Make asyncio done callbacks consistent between Futures and Tasks

With asyncio tasks, the done callbacks are called by the time they are awaited. However, a future’s callbacks are instead scheduled separately on the event loop with call_soon. So by the time a future has been awaited, its done callback has not been called.

Having used tasks more frequently, I found this really unintuitive. The problem I ran into is an event loop that was starved by many already-complete futures. Even though I’m calling await future, its not actually awaiting anything and going back to the event loop; so all those done callbacks kept piling up and eating up memory.

My proposal would be to make futures resolve their callbacks whenever the future is first awaited. That gives the same behavior as tasks, its intuitively how we think of await (e.g. all processing, including callbacks have completed), and doesn’t have the problem with callbacks piling up.

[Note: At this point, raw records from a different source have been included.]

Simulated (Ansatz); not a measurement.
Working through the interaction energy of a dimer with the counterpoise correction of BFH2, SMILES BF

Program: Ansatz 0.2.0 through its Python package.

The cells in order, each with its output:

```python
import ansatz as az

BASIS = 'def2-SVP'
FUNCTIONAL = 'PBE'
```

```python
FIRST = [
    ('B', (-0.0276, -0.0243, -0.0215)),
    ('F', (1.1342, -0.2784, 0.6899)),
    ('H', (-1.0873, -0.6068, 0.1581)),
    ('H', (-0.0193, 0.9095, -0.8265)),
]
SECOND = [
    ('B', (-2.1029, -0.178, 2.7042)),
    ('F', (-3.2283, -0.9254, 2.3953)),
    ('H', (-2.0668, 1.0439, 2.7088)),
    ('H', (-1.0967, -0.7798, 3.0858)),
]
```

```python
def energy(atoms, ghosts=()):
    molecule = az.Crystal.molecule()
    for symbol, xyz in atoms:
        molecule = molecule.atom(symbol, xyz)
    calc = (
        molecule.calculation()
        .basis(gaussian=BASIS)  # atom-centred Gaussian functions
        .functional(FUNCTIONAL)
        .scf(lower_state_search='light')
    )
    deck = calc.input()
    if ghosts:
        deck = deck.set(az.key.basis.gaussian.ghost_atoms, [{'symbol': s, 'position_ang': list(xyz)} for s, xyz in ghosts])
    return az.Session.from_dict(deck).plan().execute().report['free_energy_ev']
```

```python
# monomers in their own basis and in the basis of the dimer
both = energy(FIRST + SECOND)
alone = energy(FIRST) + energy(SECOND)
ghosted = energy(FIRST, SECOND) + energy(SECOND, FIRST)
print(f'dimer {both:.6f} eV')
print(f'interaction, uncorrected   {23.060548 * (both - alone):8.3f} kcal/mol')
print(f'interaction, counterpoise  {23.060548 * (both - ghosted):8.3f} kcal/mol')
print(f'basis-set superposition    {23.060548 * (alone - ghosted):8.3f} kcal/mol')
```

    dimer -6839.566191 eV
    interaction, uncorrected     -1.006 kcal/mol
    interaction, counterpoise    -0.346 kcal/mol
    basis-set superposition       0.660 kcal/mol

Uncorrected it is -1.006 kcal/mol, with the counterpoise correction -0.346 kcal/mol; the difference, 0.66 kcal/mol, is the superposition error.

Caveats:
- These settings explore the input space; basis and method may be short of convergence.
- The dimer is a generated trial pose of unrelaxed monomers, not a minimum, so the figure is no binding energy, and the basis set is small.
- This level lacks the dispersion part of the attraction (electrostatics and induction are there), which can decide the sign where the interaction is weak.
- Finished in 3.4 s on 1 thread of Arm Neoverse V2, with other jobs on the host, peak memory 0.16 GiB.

Simple example of the inconsistency:

import asyncio

async def main():
	# using future
	future = asyncio.get_running_loop().create_future()
	future.add_done_callback(lambda r: print("future done callback"))
	print("future processed")
	await future
	print("future awaited (1)")
	await future
	print("future awaited (2)")
	# using task
	async def coroutine():
		print("task processed")
	task = asyncio.create_task(coroutine())
	task.add_done_callback(lambda r: print("task done callback"))
	await task
	print("task awaited (1)")
	await task
	print("task awaited (2)")


future processed
future awaited (1)
future awaited (2)
future done callback
task processed
task done callback
task awaited (1)
task awaited (2)

…the callback is called as soon as the task is done, regardless of whether you have awaited the task or not.

So, the task need not be awaited; that’s why it is executed soon after it is created. On the other hand, the future needs to be awaited, and as per scheduling of the callback, I believe it’s the right choice to schedule them to be executed in the event loop’s next iteration. That will help make the program non-blocking.

I’m not sure “we” think of await this way necessarily. I think of callbacks as being cleanup work that should happen soon after the task/future is done but with no guarantee as to absolute ordering. If I wanted to guarantee ordering, I would expect to wrap the task/future in another task/future that guaranteed the “callback” work was done.

Would wrapping solve your issues? Without knowing what you are placing in your callbacks it’s hard to know in the abstract why you are expecting them to work this way.

Alright, it looks like I was mistaken… futures and tasks are consistent after all.

I had assumed a task’s done_callbacks were called in a blocking manner immediately when the task completes. I had observed behavior consistent with that assumption and made a generalization that that was always the case. Then when using futures (which are optimized to not yield to the event loop on await), I observed done_callback being called in the non-blocking call_soon manner. But I did some more precise tests now and I’m seeing tasks are calling their callbacks using call_soon as well (probably using futures internally I guess).

@alicederyn Here was the issue I ran into, essentially something like this:

# data listener
def next_data()
    data = loop.create_future()
    # immediately available? (branch often taken)
    if data_already_queued:
    return data

# data consumer
while True:
   await next_data()

The await next_data() doesn’t yield to the event loop, since data is already available. So the done callback (freeing resources) is starved, never run, and memory usage keeps increasing. The code was written on the assumption that done_callbacks get called by the time the future is awaited, which is why we get the problem. The code’s already been altered to fix the issue, so no need to troubleshoot. I was mainly posting to mention this behavior was unintuitive and seemed (falsely) to be inconsistent with Task behavior…

1 Like

Thanks for the update!